C'est Noel, Part 13 and Out (Tracks 33-35)

Today is Christmas Eve, and I'm writing this post from North Yarmouth, Maine, where it's cold and slightly overcast with a nice coating of snow on the ground. Our chief piece of unfinished business is posting a few thoughts on the three remaining tracks from my latest holiday mix, C'est Noel!  I do this in reverse order within each day's entry so you can scroll the blog in reverse to read all of the track entries in reverse order without having the list jump back and forth too much. It seemed like a good thing to do when I started the blog three seasons ago, but now I'm not sure that it just doesn't make me appear that much more eccentric than I already am. OK, then . . . let's get started!

Track 35
Cristo Redentor, by Donald Byrd (1963)



The jazz world lost one of its truly iconic artists this year with the passing of Donald Byrd, an American jazz, funk and rhythm and blues trumpet player who died in February at the age of 80. A native of Detroit, Byrd left for Manhattan in the 1950s where he earned his master's degree at the Manhattan School of Music and began to play with some of the best jazz musicians of the day including John Coltrane, Sonny Rollins and Thelonious Monk. Pianist Herbie Hancock credits Byrd as one of his principal mentors, and Hancock was a key contributor to several of Byrd's most successful jazz albums, including the popular Blue Note release Free Form (1961). Following a brief sabbatical in Paris, Byrd released the brilliant album A New Perpective in 1963, which, among other things, added touches of gospel to the mix. "Cristo Redentor" is perhaps the most notable of the tracks on that record – indeed, of Byrd's career. Of the album, Byrd later said:
I mean this album seriously. Because of my own background, I've always wanted to write an entire album of spiritual-like pieces. The most accurate way I can describe what we were all trying to do is that this is a modern hymnal. In an earlier period, the New Orleans jazzmen would often play religious music for exactly what it was - but with their own jazz textures and techniques added. Now, as modern jazzmen, we're also approaching this tradition with respect and great pleasure.
"Cristo Redentor," which translates as "Christ the Redeemer," isn't, strictly speaking, a Christmas song, for its meaning extends well beyond Christ's birth and its celebration. But it's a magnificent piece of jazz whose soaring trumpet and soothing vocals elevate the spirit and captures the joyous celebration that Christmas has come to embody. It strikes me as a wonderful way to close almost any collection.

Track 34
Christmas on the Block, by Alan Mann (1986)
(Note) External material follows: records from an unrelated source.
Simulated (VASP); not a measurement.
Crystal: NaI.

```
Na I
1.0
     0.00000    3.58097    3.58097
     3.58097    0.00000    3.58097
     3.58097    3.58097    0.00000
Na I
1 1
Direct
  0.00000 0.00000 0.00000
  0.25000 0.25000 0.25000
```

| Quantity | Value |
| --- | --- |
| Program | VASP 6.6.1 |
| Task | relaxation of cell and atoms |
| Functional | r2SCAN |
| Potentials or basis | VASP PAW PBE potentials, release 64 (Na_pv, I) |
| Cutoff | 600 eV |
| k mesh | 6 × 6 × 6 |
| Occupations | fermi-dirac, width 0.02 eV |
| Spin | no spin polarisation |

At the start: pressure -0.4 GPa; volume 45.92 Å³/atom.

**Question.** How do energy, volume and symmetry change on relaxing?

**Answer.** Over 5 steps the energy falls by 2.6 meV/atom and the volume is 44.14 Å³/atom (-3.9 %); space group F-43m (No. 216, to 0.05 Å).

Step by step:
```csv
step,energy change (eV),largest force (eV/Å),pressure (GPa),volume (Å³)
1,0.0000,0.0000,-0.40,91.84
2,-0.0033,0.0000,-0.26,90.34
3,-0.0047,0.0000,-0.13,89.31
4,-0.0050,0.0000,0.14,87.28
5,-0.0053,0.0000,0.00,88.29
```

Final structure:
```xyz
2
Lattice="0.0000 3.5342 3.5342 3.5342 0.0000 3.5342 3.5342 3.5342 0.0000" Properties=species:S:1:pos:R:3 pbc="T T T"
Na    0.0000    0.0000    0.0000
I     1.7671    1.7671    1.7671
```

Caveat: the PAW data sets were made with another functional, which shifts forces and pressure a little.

In this increasingly homogeneous age, where shopping malls from Anchorage to Miami are anchored by identical Bed Bath and Beyonds, it's nice to see a bit of local color and tradition survive in different cities and towns across the country. If you're not from Philadelphia, you've probably never heard this tune before; but, if you've ever lived in the City of Brotherly Love during the holidays, it's almost sure to ring a bell or two. The song was written by Alan Mann, who was active in Philadelphia's South Street punk scene in in the early 1980s. Before that, he'd been into folk music, and his fledgling band could pretty much play anything from the Byrds to Springsteen to the Sex Pistols. While walking around Philadelphia's Overbrook neighborhood one day, he spotted a lavishly decorated house and asked someone who lived there. It turns out the building was a group home for the blind, and even though the residents of the home were unable to see the fruits of their labor, each year they spent hours putting up Christmas lights and decorations for their sighted neighbors to appreciate. This got Mann to thinking, and the result was this song, which he wrote in 1982. Mann first recorded the song with his band, and later brought in a second grade class to add the adorable vocals you hear in this version. The song received modest local airplay at first, but it didn't really achieve classic status until it was turned into a video several years later and became the first independent video aired on MTV in regular rotation. Although this wasn't disclosed for many years, the original video wouldn't have been made without the quiet backing of Yoko Ono, who was moved by the story and the children's choir Mann had used, which reminded her of the song she and John Lennon had recorded several years earlier, "Happy Christmas (War is Over)." Tragically, Mann was killed in a fire several years after this song was recorded. But both Mann and this song are still celebrated each Christmas season, and the message of "Christmas on the Block" still resonates today.

Track 33
I'll Always Believe in Santa Claus, by the Russ Morgan Orchestra, with Joey Alfidi (1956)
I'm afraid I don't have an awful lot of information to share about this track, which was recorded in 1956 by the Russ Morgan Orchestra. Morgan was a pianist, trombone player, composer and big band leader who was active and popular from the 1930s until his death in 1969. He traveled extensively throughout the period, recorded for films, hosted a number of very popular radio shows, and had several hit records, but he was best known for his lengthy live performance runs at some of the better known hotels in the country, including the Biltmore in Los Angeles, the Edgewater Beach Hotel in Chicago and the Dunes in Las Vegas, where he was the headliner at the Top O' the Strip club for nearly 12 years. This track is a rather obscure record, but one that seemed appropriate for the end of this year's mix as a nice way to bring things down a bit.

That concludes our look at the 35 tracks on this year's mix. I hope you've enjoyed my latest collection of holiday mishegas, and that we'll be able to get together again next Christmas for another mix of interesting holiday music. I'll have a few more items to post before we close down the blog until next season, so be sure to check back between now and January 1. But for now, I hope you enjoy Christmas Eve and Christmas Day in whatever way is most meaningful to you.